Join Paul F. Aubin for an in-depth discussion in this video Controlling room numbering, part of Revit 2018: Essential Training for Architecture (Imperial).
- [Voiceover] If you watched the previous movie, you've already seen the basic process for adding rooms. In this movie, I'm gonna focus on the process of adding rooms with the idea in mind of getting them to number sequentially the way that I want. So we're gonna really be talking more about numbering strategy here than the actual mechanics of adding rooms. So, what I'm looking at is the first floor plan of a commercial building and there's no rooms in here, and I wanna start adding those rooms. I'm actually in a view called Working Level 1. Now, what's different about this view is, right here, and here, and here we have some room separation lines.

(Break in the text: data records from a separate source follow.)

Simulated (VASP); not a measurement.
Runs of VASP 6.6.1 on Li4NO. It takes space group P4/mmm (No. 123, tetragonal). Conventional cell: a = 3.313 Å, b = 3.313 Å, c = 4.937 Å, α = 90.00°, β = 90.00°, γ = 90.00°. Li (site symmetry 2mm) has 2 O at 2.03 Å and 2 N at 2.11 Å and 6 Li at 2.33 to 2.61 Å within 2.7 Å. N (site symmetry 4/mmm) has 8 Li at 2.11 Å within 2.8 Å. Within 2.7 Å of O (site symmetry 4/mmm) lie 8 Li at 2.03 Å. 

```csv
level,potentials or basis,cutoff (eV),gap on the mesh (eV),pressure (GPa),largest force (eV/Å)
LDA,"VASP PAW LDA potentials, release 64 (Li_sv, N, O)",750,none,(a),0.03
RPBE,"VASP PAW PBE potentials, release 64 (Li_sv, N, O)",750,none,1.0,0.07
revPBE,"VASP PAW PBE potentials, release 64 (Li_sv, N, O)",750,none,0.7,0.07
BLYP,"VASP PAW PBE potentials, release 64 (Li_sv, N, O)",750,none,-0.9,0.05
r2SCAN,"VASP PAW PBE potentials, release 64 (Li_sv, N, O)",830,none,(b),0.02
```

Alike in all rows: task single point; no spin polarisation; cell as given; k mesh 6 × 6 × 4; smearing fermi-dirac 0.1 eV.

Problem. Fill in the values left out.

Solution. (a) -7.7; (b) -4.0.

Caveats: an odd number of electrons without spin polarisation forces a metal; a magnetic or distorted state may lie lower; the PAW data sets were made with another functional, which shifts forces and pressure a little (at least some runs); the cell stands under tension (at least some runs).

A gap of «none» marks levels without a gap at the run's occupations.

If I go to the standard Level 1 floor plan, notice those room separation lines are not displayed here. If I go to Reveal Hidden Elements, you can see that that category has been hidden. Okay, so I'm just gonna close the Reveal Hidden Elements and I'll go back to my Working Level 1. So it's pretty common for firms to adopt the process of creating a working view, and this view's sole purpose is just for you to do the work in. So you use this view to manipulate the model, therefore, you can change the graphics to display the tasks associated with manipulating the model and not worry about it affecting the way things are gonna print or the way they're gonna be exported to other recipients.
That's the job of the standard Level 1 or the Level 1-Furniture, and so on. So this working view, I can change the graphics any way I want to suit the purposes that I have in mind. So, I'm gonna select this room separation line, and then, on the Modify Tab, I'm gonna click the paint brush icon here, the overriding view object, and I'm gonna Override it by Category. I'll change the color to a nice, bright orange and the line weight to a very thick pin-weight eight. Now, it says here, Open the visibility graphics dialogue...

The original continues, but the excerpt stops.